He was born just three blocks from campus and, earlier, his family had lived in a house on the site of the present Hagestad Hall. After he finished high school in 1934 he enrolled at River Falls State Teachers College and later wrote, “I’m sure our most vivid recollection is of how poor everyone was. We have learned not to talk too much about it, for later generations simply do not believe us. I guess we really didn’t feel poor at the time, since everybody was in the same boat. I clerked in a grocery store and worked in a filling station for 15 cents an hour.”

Bob KnowlesWhen he was graduated in 1938, teaching jobs were scarce so Knowles said he “drifted” into insurance and real estate sales in New Richmond. This activity was interrupted by World War II and he served in the Army Air Force. When his older brother, Warren P. Knowles, who was serving as Senator from the Tenth Senatorial District was elected Lt. Governor, Bob ran for his seat and won in a special election in 1955. He was re-elected to four-year terms in 1956, 1960, 1964, 1968 and 1972.

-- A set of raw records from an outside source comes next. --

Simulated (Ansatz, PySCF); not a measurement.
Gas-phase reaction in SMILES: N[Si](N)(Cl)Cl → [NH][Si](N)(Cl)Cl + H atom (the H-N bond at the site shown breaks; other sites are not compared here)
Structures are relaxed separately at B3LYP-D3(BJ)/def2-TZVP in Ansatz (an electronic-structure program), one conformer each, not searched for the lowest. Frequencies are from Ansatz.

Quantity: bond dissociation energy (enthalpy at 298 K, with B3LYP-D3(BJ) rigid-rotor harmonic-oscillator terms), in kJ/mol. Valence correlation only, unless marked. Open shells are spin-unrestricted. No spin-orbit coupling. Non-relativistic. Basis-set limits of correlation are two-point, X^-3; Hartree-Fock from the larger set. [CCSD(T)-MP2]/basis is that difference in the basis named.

In the Senate, he served as assistant majority leader in the 1959 and 1961 sessions and as majority leader in the 1963 and 1965 sessions. He was elected president pro tem. in the 1967, 1969 and 1971 sessions. But his legislative skills took him beyond the boundaries of the state. He was active in the National Conference of Legislative Leaders from the time it was organized in 1959, was elected a director in 1962 and president in 1965. He was a member of the advisory committee of the Eagleton Institute of Politics at Rutgers University and, in 1966, headed a group of four legislators who conducted a 10-day seminar for promising young legislators from the 18 most populous states.

He had a quick wit and a ready sense of humor. During a question and answer session after he had spoken on campus, he was asked, “Why are there so many stupid senators?” He shot back immediately, “There are a number of stupid people in Wisconsin and, under our system of government, they’re entitled to representation, too.”

During the 1960 Republican National Convention he served as assistant housing director and as executive secretary to the arrangements committee for the 1964 and 1968 conventions. He was one of three state legislators appointed by Pres. Nixon to the Advisory Commission on Intergovernmental Relations.
Knowles was appointed to the Board of Regents in 1980 and elected vice-president of that body in 1982. At the time of the Centennial Celebration on campus in 1974-75 he wrote, “It has been with mixed emotions that I have observed the college at River Falls mushroom into a full-blown university campus. While I sponsored and promoted the needed new buildings to accommodate the growth of the school, I fought against its merger into the University System, fearing that for those of us whose eyes get misty on hearing the playing of the pledge song, that some of the special and unique flavor of the school that we knew might be lost in the vastness of the University of Wisconsin.”

Knowles received the “Distinguished Alumnus Award” at River Falls in 1971.
When he became ill, Knowles offered to resign from the Board of Regents but Gov. Earl refused to accept the resignation. Knowles had been the Republican leader in the Senate when Earl was Democratic leader in the Assembly. Knowles died Nov. 3, 1985. At that time Earl said, “He regularly showed me great kindness and was a heavy influence on me.”

Probably State Senate President Fred Risser, a Democrat, best expressed what many felt when he said, “State Senator Bob Knowles was a legislator’s legislator. His imprint can be found on practically all state legislative activities during the 1960s and 1970s. Bob Knowles was a leader, a man of integrity and compassion and a friend to all who knew him.”

Bob Knowles had an exceedingly buoyant personality. He made people feel good just to be around him. Avocationally, he enjoyed both hunting and fishing, and he was an effective supporter of sound conservation practices.

The story is told of the time he submitted a term paper for a history course that he was taking at the college. He really hadn’t done his homework on the assigned topic, so he submitted a paper that started off with two or three appropriate paragraphs, but which then launched into a long discourse on the fine points of pheasant hunting. His professor wasn’t fooled by this and gave the paper an F grade, but he did invite the future senator to join him in a Saturday pheasant hunt!